For at least the second time this year, a European joining of forces has beaten the United States of America at a sport they’re believed to be pretty darn good at. This sport is a million miles away from the riches and fame that is bestowed upon the golfer’s vying for the Ryder Cup. No, this time, Europe has triumphed at the modest barroom game of pool in the 2012 Mosconi Cup.
Once a stomping ground of the world’s best snooker players, having seen the likes of Ronnie O’Sullivan, Jimmy White and Steve Davis enhance the sport’s reputation, the Mosconi Cup is the key date in the pool calendar that gets any attention at all. Created by, and televised by Sky Sports, the competition was originally an exhibition event designed to get the people of Britain interested in the game. It obviously worked, as it can be pretty tough going attempting to find a pub in England that doesn’t have a pool table lined with spare change. The international form may look different, with its “solids and stripes” but the essence is the same, from pub to professional.
Now that entrants for the Mosconi Cup need to have played throughout the season to be selected, the veterans of snookers have stepped aside and pool’s finest champions have the chance to claim glory for their continent. No stranger to this feeling of victory is Darren Appleton, making his fourth Mosconi appearance this year in Bethnal Green’s York Hall. The multiple champion was joined by Chris Melling, two-time winner of the trophy and this year’s most valuable player thanks to his three solo wins, twice against America’s Brandon Shuff.
Their continued brilliance and experience is still shadowed by the Dutch contingent of Europe, represented by Niels Feijen and Nick Van Den Berg who, between them, have made twelve appearances at this highest intercontinental level. With debutant Nick Ekonomopoulos from Greece making it five, Europe were ready to defend their title – the continent have now won the event three times in a row and five times in six, a far cry from USA’s ultimate dominance from 1996 to 2001.

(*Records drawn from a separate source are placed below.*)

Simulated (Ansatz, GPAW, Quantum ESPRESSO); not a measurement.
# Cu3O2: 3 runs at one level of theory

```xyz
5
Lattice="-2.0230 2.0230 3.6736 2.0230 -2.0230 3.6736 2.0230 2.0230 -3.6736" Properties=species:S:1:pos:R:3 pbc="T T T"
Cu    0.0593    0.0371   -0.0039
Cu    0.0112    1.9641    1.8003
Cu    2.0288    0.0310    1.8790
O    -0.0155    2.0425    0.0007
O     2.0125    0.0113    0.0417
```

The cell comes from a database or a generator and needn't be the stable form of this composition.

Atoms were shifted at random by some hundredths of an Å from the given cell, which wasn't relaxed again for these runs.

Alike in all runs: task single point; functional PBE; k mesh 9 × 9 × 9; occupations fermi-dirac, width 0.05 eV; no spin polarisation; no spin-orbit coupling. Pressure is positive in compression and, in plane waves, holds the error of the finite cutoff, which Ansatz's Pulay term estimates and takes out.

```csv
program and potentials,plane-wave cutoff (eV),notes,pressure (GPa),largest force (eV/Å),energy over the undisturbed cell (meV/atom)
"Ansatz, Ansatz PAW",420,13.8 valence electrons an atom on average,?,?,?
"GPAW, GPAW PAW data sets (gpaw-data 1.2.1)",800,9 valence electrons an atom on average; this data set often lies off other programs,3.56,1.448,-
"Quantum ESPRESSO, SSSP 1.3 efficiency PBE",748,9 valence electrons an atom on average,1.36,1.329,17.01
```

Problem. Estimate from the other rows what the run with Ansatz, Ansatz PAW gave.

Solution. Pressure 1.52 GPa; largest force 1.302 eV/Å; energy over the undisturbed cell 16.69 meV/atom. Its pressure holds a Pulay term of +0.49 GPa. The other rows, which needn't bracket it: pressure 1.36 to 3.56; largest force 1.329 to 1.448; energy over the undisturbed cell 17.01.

The road to retaining the trophy was never smooth. The Americans took the first day in their stride, winning the initial team competition before Melling and Appleton both failed in their doubles quest. A timely 5-2 win for Appleton against Shuff, a man forced to endure a horror show of form this week, ensured that Europe went into the second day only one behind. The next day’s play was a total reverse, with Appleton losing two more doubles games, including the first with Melling. At the halfway mark, 5-5 seemed about fair.
Wednesday saw the floodgates open with Europe taking the day 4-1. Appleton capped off the evening in stunning style with a 5-0 thrashing of South Dakota’s Shane Van Boening. As the action moved into the final day of singles, nobody was prepared for Europe’s capitulation at the hands of the ruthless Team USA. Ekonomopoulos, Feijen and Appleton all lost their fixtures and heavily; between the three of them, Europe scored only 5 legs to USA’s 15. With the scores level again, Chris Melling kept his cool and scored his third straight solo win. A 5-2 victory for Van Den Berg against Mike Dechaine led to frenzied celebrations in the hall as Europe won once again. A close shave perhaps, but a fitting conclusion to a close week.
It may never get the same reception that the prestigious Ryder Cup receives but, to Messrs Appleton and Melling, it means just as much. Melling’s MVP award showed what he still has in his locker despite a mixed year and his decisive wins were what allowed Europe to hold onto that trophy for another year. Not a chance for BBC Sports Personality of the Year team award, but they’ll be ecstatic with what they’ve already got, thank you very much.